Showing posts with label village. Show all posts
Showing posts with label village. Show all posts

Thursday, December 28, 2017

Day Four - 11 Dec 2017

171211_Nelapadupalem
This is a sketch of Sivalayam Temple where I got my bindi at Nelapadupalem.


Our host is Mr Rama Rao Dhanekula at Nelapadupalem. He did not respond to my What'sApp message so our driver asked along the way when we reached the village. It turned out that he was at the construction site just adjacent to the small village where there was some kind of ceremony or walk-about with so many cars, local officials, people, camera men and media on site. We met the Minister inside his car just when he was about to leave the site. There was car leading us to the house of our host and we had a very entertaining session with him and his guests. One gentleman led us to the temple and we started sketching after visiting the priest at the temple. It was such a special and wonderful cultural experience for us to go through the simple prayer session and got the bindi on my forehead. Bindi is said to retain energy and strengthen concentration and it also represents the third eye.

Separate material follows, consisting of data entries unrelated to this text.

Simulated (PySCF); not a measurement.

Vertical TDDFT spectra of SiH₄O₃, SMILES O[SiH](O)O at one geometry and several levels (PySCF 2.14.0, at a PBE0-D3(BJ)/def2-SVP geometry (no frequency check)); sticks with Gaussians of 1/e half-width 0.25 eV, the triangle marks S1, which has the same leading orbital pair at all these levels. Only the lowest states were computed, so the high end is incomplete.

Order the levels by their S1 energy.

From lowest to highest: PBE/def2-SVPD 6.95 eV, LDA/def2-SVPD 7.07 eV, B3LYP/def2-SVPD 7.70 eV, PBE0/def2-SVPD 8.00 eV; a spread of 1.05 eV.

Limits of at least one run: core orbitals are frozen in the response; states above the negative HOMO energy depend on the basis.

Tuesday, December 26, 2017

Day Three - 10 Dec 2017

171210_Uddandarayunipalem





Day Three in the morning we were given a village to visit and sketch. Being a team leader of the group of 3 sketchers, all ladies, I sent a What'sApp message to the host the day before and I did not expect he replied almost immediately and said "OK". He then asked for our driver's contact number and that was really a big surprise for us. The village had the longest name called Uddandarayunipalem. Palem meant village in their Telugu dialect. The one replied to my message was a young man Srujan Chowdary and he brought us to another host's home. Mr Chalapathi Raobu owned a modest house with a very big store room packed with sacks of rice and other crops presumably harvested from his farm land. He put in 72 acres of his farmlands for land pulling exercise to build the future Amaravati city and I later learnt that he was thus far the biggest landowner. Mr Raobu was a 60-year-old learnt man graduated from London as an engineer. He might be joining other landowners to visit Singapore when I invited him to do so. He said he could not visit Singapore earlier due to the death of his mother a few months ago.

In this sketch, the statue, the water tower and the house tell the story of this seemingly richer village. India has a history of constructing memorials and statues, as ways of recognizing and preserving political memories. These are reminders of important historical events or people, and are built to keep the past alive. This statue is next to the water tower which is another typical structure in a village. Spiral staircases are very common but this one has a few flights of straight stairs. The water towers were usually old and rusty and we witnessed in the villages new water stations were erected usually at the entrance of the villages with CM's photos plastered on it.

The Statue is Nandamuri Taraka Rama Rao (28 May 1923 – 18 January 1996), popularly known as NTR. He was an Indian actor, producer, director, editor and politician. NTR founded the Telugu Desam Party (TDP) in 1982 and served three terms as Chief Minister of Andhra Pradesh between 1983 and 1995. He was known as an advocate of Andhra Pradesh's distinct cultural identity, distinguishing it from the previous Madras State with which it was often associated. At the national level, he was instrumental in the formation of the National Front, a coalition of non-Congress parties which governed India from 1989 until 1990. The current party leader is Nara Chandrababu Naidu (born 20 April 1951) who is also the Chief Minister of Andhra Pradesh and son-in-law of NTR.

Uddandarayunipalem has a population of 14,000 people and it is considered one of the bigger villages in Amaravati, the new and modern capital of Andhra Pradesh. The houses here are modern and colourful and the roads are very clean. People are well groomed and it appears to be a richer village.